Ousted deputy clerk won’t rule out challenging dismissal
TRENTON » A line of supporters and well-wishers gathered outside City Hall to bid farewell to deputy clerk Cordelia “Dee Dee” Staton on her last day.
Mayoral aide Andrew Bobbitt put Staton’s personal belongings inside her vehicle as former employees and residents swarmed Staton with hugs and words of encouragement after last week’s bid to extend her contract died before a bitterly divided City Council.
“I’m going to miss working here,” Staton told The Trentonian in her first public comments since the vote. “I’m just going to move on.”
With the vote deadlocked 3-3, council president Kathy McBride, a fierce Staton opponent prior to being re-elected to the legislative body following a yearslong hiatus, put on her best Pontius Pilate impersonation by technically washing her hands of the council bloodbath in abstaining from casting the deciding vote on Staton.
Her abstention – after council members Marge Caldwell-Wilson, Joe Harrison and former Staton supporter turned executioner George Muschal voted against bringing back Staton – meant Jerell Blakeley’s reappointment resolution didn’t garner majority support.
Some residents were confused about the implications of McBride’s nonvote thinking that meant Staton, a former two-term councilwoman who has served as deputy clerk the last six years, survived the push to can her.
Staton needed at least four votes in order to have her expiring contract renewed, so McBride’s move had the same effect of costing Staton her job over what supporters described as petty grievances stemming from an old 32-page personnel report.
The report was never released publicly, and council members have squabbled about what was actually contained in the report.
Staton said she never pushed to make the confidential report public hoping it would vindicate her.
After reading the report for himself, Blakeley blasted council members for holding out the “bogus” and “phantom” report as proof Staton was unfit to remain employed by the city.
Blakeley said the report didn’t state what Muschal, who called the findings “horrible,” claimed it did.
He called the council’s decision a “new low point” in city politics and said Staton deserved better.
The personnel report, conducted by an outside law firm, detailed alleged dynamics inside the clerk’s office and focused heavily on an acrimonious relationship between former councilwoman Phyllis Holly-Ward and Staton.
Staton has long been a target of city officials and was previously escorted out of the clerk’s office in 2010 when she was axed by former Mayor Tony Mack.
At the time, Muschal pushed to get Staton reinstated but he has since soured on her.
Choosing to remain above the fray, Staton declined to divulge what she thought of the council’s decision to show her the door just as she got back from vacation.

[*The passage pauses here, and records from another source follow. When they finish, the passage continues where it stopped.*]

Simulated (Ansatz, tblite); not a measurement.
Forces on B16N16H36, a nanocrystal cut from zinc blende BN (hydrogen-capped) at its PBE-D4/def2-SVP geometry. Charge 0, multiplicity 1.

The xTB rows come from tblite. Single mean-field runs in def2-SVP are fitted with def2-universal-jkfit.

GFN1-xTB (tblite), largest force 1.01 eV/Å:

She said she decided not to attend the council meeting to defend her professional reputation, feeling it wouldn’t change the outcome.
Impassioned pleas from supporters weren’t enough to save Staton, who faced a horrible double whammy. She was voted out of a job Thursday and then attended a relative’s funeral the next day.
Asked whether may take legal action to try to get back her job back, Staton wouldn’t rule it out.
“Anything’s possible,” she said. “I’m just going to take it one day at a time.”